James Harden and Russell Westbrook have both won Most Valuable Player awards while carrying their own respective franchises.
Now both are convinced that they can share the spotlight — and the basketball — enough to win an elusive NBA championship.
The tone of togetherness and sacrifice permeated the scene during Houston Rockets media day proceedings on Friday in Houston, as Harden and Westbrook — the former Oklahoma City Thunder teammates-turned MVP rivals-turned teammates again — spoke excitedly about how they expect the two ball-dominant superstars to blend together in the 2019-20 season.
If either is concerned about giving up any of the offensive load, they sure didn’t show it.

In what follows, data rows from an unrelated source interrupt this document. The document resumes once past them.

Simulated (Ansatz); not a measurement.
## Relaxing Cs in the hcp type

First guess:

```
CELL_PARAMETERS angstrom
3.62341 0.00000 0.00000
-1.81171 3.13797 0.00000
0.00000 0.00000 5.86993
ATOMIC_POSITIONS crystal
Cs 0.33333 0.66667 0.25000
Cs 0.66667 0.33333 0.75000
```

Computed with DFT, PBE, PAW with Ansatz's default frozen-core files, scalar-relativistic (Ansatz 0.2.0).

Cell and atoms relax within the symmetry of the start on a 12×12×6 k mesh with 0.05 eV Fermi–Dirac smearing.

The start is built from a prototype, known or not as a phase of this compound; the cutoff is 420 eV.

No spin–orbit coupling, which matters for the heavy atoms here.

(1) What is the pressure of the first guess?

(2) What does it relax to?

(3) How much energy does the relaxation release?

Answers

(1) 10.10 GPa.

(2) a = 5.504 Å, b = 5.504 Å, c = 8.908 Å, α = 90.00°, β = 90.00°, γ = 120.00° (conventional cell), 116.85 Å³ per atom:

“We’ve accomplished a lot of individual accolades,” said 2017-18 MVP Harden, the reigning two-time scoring champion who has averaged more than 20 field-goal attempts and 30 points per game in each of the last two seasons. “Now it’s time to accomplish something together that we haven’t accomplished before.
“If Russ got it going and has one of those games that we’ve all seen before, guess what I’m going to do? Sit back and watch the show and vice versa.”
“It’s going to be scary, that’s all I can tell you,” said 2016-17 MVP Westbrook, who also owns a pair of scoring titles in addition to averaging a triple-double for each of the last three seasons. “It’s going to be scary — not for us.”
Westbrook, who turns 31 in November, arrived in July after being traded from the Thunder for nine-time All-Star Chris Paul and a collection of first-round picks, some with pick-swap potential. Westbrook and Harden were last Thunder teammates in 2011-12, when reaching the NBA Finals along with Kevin Durant, when they lost to LeBron James, Dwyane Wade and the Miami Heat.
Neither Westbrook nor Harden, who turned 30 in August, have been back to the Finals since, seemingly increasing the urgency to make a title run in an upcoming season that appears wide open. Both of last season’s finalists — Toronto and Golden State — look drastically different entering this season after free-agent departures of Kawhi Leonard and Durant, respectively.
“If we don’t win, I’ll take all the blame for it,” Harden told media members. “That’s just what the territory comes with. That’s why you have to go out there and win. That’s why we work extremely hard in the offseason to bring players in and whatever is necessary to give us the best chance to win.
“I know what’s at stake.”
The Rockets especially feel the burden of having been repeated stepping stones in the Warriors’ recent runs to the Finals. They have been knocked out of the playoffs by Golden State four times in the past five seasons — including the 2017-18 postseason, when the top-seeded Rockets lost a crushing Game 7 to the Warriors at home in the Western Conference finals.
Hence the aggressive move by Rockets general manager Daryl Morey, who seems less than concerned over Harden and Westbrook meshing on the court.
“James Harden is, like, the best half-court player I’ve ever seen, honestly,” Morey said. “And then Russell is maybe the best transition player, one of the best of all time, as well. If you put those things together, which I think we have a chance to do, now you’ve got something really special.
“We’ll see how it all works out, but I think it could be really special.”
Westbrook, who has been friends with Harden since they were 10-year-olds in the Los Angeles area, agrees that cynics need not worry about the two stars colliding.
“We have a friendship first outside of basketball,” Westbrook said. “I think we communicate and understand each other. In the game, it’s going to be easy. There will be times when I’m upset or he’s upset, but we’re going to sit there and let him know what he’s doing right and vice versa.
“I think that’s the best way to complement each other.”